Do a lot of our lawyers work really, really hard and really long hours? They do. But they're doing it from a different place, not because we've hung a huge billable hour requirement over their heads. We still track hours, just a full disclosure, because not every client is always completely happy and the bar still wants to be able to evaluate whether under the Model Rules of Professional Conduct, whether our billing is fair, and the best measure that they have still is the hour. So, we still track it, and for business reasons, we track it as well, right? There's no other incentive to it, and billing more is not incentivized in any way whatsoever.
John Reed: [00:31:17] You started to mention the additional "New Leaves," if you will. New Leaf Family—you and I have had the chance to talk about that—and that is family law. New Leaf Legacy is?
Christopher Anderson: [00:31:27] Estate planning and trust and probate. New Leaf Defense: criminal defense work. Those are the currently active brands, and New Leaf Bankruptcy is in the offing. And as we branch out to other states, the new leaf part of it may not be the brand going forward, but the concept of having a consumer set of brands is very much so. And, and solving problems in an efficient way is what we're all about.
John Reed: [00:31:50] Does the New Leaf Family model structure work for New Leaf Legacy and New Leaf Defense, or are you tweaking and adjusting for those different types of practices?
Christopher Anderson: [00:32:03] Yes and yes. Right? Yes, it works. And yes, we're tweaking and adjusting. Because in some part, estate planning, the more accepted model is actually a flat fee model. It's simpatico with and we're still adjusting it and helping clients maintain the estate plan in ways that that would fit more in the New Leaf model. Criminal defense is also traditionally a flat fee model.
So, these have been easier to expand into because they already have at least some thought, and so in estate planning, efficiency's been rewarded for a long, long time. And there are wonderful organizations out there who provide estate planning lawyers with updated-constantly, made current, and adapted to new laws model estate plans so that the lawyers are confident without having to spend half their week researching and learning. They're confident that the products that they're delivering to their clients are up to date and up to speed, and because they don't have to put as much time into them, they can again, hit that market where it needs to be as they solve these problems.
So, it's easier. Quite honestly. Family law has been the hardest one to tackle, which is why we went after it first, because that's my nature. We're just doing it in such a tremendously different way that it's a great model for other practices as well.
John Reed: [00:33:20] Speaking of your nature, one can easily glean that you are a lifelong learner. You said that. That you are also a teacher. When did Sunnyside Services... when did the idea of now consulting to other law firms, one might say the competition, when did it occur to you to take your learnings, your wisdom to other law firms?
Christopher Anderson: [00:33:42] I always have. I think it occurred to me because I'm a bad student, I find it very difficult to find motivation to learn from me. I love learning for other people. And so having clients, having other law firms, having other people's problems that require new and interesting and innovative thinking, does more to motivate me to keep that lifelong learning going than doing it just for myself or my own business. So yeah, I have to inflict all this on all my clients at Sunnyside, because I won't do it for myself.

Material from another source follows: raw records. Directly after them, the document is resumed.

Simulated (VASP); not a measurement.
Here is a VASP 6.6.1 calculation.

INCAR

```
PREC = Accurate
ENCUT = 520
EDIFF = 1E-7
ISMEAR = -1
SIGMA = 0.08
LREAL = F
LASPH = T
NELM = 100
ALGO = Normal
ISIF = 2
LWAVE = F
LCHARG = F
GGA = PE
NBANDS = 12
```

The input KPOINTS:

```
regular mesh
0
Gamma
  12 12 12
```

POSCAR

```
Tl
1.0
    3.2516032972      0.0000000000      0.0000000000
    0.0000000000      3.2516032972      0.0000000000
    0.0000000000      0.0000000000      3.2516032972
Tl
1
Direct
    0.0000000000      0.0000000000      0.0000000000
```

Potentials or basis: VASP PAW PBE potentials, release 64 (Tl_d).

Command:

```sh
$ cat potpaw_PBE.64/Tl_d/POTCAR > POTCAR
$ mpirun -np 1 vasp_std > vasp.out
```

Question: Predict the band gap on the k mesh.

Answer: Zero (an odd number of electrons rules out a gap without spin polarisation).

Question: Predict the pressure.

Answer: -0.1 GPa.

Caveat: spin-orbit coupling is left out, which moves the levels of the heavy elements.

And that's what The Unbillable Hour is about too, right? That's why I have this podcast. It's because I won't go to a conference and just talk to people unless I'm trying to solve a problem, and usually the problem for someone else. Law is really a good practice for me because in my business, I've got hundreds of people coming to us every month with new problems. So, yay! I get to learn how to solve them.
John Reed: [00:34:42] To be the lifelong learner, but also be the lifelong teacher means that you're not just regurgitating the same things over and over again to your clients. As you're learning from the problem solving you have with them, it's enhancing your knowledge and expertise that you can then take to new situations, new clients, and adapt accordingly.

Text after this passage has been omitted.